Source > Российское социалистическое движение
Russian socialists have been actively participating in protests against Putin’s war as well as debates with the Western left, urging them to take a firmer stand against aggression and dictatorship.
Ahead of the 24th of February, the RSM prepared a statement polemicizing with supporters of compromise with the Kremlin “for the sake of peace.” “We say: War on War!” discusses the nature of the current war and Putin’s “anti-imperialism,” and it has been translated into several languages and published by many left-wing media outlets in the EU, the UK, and the US.
RSM activists participated in many protest actions dedicated to the anniversary of the war both in Russia and abroad.

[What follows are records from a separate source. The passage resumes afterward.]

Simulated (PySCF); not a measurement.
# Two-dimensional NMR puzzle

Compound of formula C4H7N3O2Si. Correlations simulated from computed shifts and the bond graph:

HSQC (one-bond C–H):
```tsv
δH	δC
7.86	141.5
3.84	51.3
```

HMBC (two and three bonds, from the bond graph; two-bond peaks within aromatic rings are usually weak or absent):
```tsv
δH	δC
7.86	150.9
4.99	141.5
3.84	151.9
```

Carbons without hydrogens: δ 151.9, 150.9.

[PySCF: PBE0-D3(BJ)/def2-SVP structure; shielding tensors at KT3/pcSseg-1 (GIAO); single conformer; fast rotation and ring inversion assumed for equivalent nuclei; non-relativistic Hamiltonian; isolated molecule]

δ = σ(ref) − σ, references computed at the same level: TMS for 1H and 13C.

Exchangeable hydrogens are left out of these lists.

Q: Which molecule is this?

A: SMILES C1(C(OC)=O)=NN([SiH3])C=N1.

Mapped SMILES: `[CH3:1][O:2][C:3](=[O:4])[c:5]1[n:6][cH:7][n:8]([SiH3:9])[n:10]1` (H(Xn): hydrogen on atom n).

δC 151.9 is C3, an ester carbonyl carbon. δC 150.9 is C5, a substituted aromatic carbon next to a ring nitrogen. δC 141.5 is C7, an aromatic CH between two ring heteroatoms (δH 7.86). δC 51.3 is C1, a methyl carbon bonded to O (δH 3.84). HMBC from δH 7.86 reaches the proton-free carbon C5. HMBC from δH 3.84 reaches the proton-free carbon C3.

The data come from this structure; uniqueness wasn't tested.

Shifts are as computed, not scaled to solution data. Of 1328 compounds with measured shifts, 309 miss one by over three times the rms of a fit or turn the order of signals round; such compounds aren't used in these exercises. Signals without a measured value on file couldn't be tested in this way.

In Almaty, the Kazakh authorities did not allow an anti-war rally, but the RSM and the Kazakh Left (Kazleft) called on opponents of the invasion to lay flowers and light candles at the monument to Ukrainian poet Taras Shevchenko and the stele to the heroic city of Kyiv at the 28 Panfilov Guardsmen Park. Dozens of Almaty residents and Russian emigres took part in the action, and Russian and Kazakh socialists donated sleeping bags to the Parcel Foundation for Ukrainian refugees.
In Vienna, more than a hundred Russians came out to protest the war. The rally was organized by the initiative Russians Against War and was led by an RSM comrade. In his speech, he emphasized the need to stay in touch with opponents, doubters, and even supporters of the war. He stressed that anti-war views should be based on a sense of responsibility and empathy, not self-righteousness or a desire to stand out.
In Hamburg, a Saturday rally of Russians organized by the initiative Anti-War Hamburg gathered about a hundred participants. Notably, it drew not only recent immigrants from Russia but also “Russian Germans” (often accused of conservatism) who have been living in Germany for decades and German leftists from the International Socialist Organization.
One of the rally’s organizers, an RSM activist, stated that Russian protests hold crucial political significance because they undermine the idea that “Russia is Putin” and no progressive political changes are possible there, a view shared by many Western politicians and business people alike. As the West grows tired of the war, such “realists” will increasingly tend to compromise with the Kremlin and betray Ukraine. The participants of the action chanted “We are not slaves!,” “Russia is not Putin!,” and “Stop Putin’s War!”